Electronic – How does negative feedback reduce noise

I will try to describe the method used by the book.

First, we need to find the open-loop gain.

And I will use this circuit diagram

The Q2 voltage gain is

$$A_{V2} \approx \frac{R_5+R_4}{re2} \approx \frac{11\textrm{k}\Omega}{25\Omega} \approx 440 \: V/V $$

The first stage gain is:

$$ A_{V1} \approx \frac{R_3||(\beta +1)re2}{R_4||R_5} \approx \frac{500\Omega}{1\textrm{k} \Omega} \approx 0.5 \: V/V$$

Therefore the open-loop gain is:

\$ A_{OL} = A_{V1} * A_{V2} = 220 \:V/V \$

From the diagram we see that:

$$Z_{out(OL)} = R_4+R_5 = 11\textrm{k}\Omega$$

And

$$ Z_{out(CL)} = \frac{Z_{out(OL)}}{1+ A_{OL}\times\frac{R_4}{R_4+R_5} } = \frac{11k \Omega}{1 + 220 \times \frac{1}{11}} \approx 520\Omega $$

And now the closed-loop gain:

$$A_{CL} = \frac{A_{OL}}{1+ A_{OL}\times\frac{R_4}{R_4+R_5} } \approx 10.47 \:V/V$$

The LTspice is showing \$Z_{out(CL)} = 529\Omega\$ and \$A_{CL} = 10.47\: V/V\$ quite good.

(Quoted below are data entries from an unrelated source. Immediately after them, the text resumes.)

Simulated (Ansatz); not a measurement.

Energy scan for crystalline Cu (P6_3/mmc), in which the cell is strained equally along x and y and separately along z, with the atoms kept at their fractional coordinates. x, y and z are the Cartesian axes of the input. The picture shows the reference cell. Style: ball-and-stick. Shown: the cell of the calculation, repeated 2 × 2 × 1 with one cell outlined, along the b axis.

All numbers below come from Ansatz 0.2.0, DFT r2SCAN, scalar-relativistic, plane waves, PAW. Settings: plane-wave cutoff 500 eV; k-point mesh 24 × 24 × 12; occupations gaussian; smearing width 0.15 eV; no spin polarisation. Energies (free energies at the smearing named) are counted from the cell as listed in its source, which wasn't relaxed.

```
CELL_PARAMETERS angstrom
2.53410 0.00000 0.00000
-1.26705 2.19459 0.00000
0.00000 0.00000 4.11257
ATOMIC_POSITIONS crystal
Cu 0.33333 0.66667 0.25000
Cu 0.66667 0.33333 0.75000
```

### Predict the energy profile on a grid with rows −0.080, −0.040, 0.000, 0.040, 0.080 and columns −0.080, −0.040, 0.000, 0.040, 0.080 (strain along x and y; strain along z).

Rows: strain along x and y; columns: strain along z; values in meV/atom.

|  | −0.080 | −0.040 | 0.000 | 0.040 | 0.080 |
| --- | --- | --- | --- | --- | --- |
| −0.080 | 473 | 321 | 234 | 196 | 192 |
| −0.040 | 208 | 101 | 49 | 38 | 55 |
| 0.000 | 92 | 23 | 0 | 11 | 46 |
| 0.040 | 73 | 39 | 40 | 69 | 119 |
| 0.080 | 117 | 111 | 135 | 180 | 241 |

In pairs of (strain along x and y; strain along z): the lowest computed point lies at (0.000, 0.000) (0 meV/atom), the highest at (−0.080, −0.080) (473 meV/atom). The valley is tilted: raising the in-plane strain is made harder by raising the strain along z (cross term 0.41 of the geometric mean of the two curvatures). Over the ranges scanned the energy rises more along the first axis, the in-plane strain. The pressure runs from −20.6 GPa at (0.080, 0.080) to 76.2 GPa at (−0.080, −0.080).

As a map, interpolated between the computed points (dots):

Perhaps the shown block diagram can help to clarify the situation? (The last - most right - block should contain a minus sign).

In the diagram I have set Ie=Ic. Of course, we could include the base current into the diagram - however, this would not influence the feedback loop. Note the loop gain is Aloop=-gm*RE.

The circuit establishes current-controlled voltage feedback. (I do not like expressions like "series-parallel" or "parallel-parallel" or....because some authors are counting input-output and some others output-input. So it is somewhat confusing, I think).